If by argument from ignorance you mean the wikipedia definition that "It asserts that a proposition is true because it has not yet been proven false (or vice versa)" then the answer depends if your talking meta-physically, i.e. reality, or practically, i.e. whether or not you would be justified in believing a proposition.
For meta-physically, it is never valid. Things are true or false regardless of whether someone has proven it to be true or false. For example, water has always been composed of 2 hydrogen molecules and 1 oxygen; it doesn't whether or not it's been proven true or it's negation false.
Practically, it can be valid. A classic example is "innocent until proven guilty."
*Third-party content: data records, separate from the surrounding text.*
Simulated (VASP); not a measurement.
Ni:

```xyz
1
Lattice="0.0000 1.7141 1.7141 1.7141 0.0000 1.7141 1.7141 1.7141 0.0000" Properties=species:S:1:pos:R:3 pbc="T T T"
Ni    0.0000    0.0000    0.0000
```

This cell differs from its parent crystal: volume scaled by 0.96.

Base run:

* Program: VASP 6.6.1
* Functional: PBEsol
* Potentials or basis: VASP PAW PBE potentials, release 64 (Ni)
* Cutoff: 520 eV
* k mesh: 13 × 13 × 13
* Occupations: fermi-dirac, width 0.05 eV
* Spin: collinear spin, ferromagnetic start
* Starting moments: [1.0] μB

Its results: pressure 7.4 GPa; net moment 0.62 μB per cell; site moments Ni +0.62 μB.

For your second question, I'm assuming that when you say you "do not know that I am seeing it" you mean that you don't know the definition of elephant. In that case, it's not really a matter of truth but a matter of two people not understanding eachother. If you mean that you don't know whether or not you are seeing whatever the thing is, that's impossible. People are always aware of what they are seeing because they are seeing it; whether the thing exists in reality is a different question.
For your third, yes you can die even if you don't know it. Just because you didn't predict something doesn't mean it won't happen. For example, if someone sneaks up on you and stabs you, then you got stabbed; it didn't matter that you didn't know it was going to happen, or even that you don't know what stabbing is.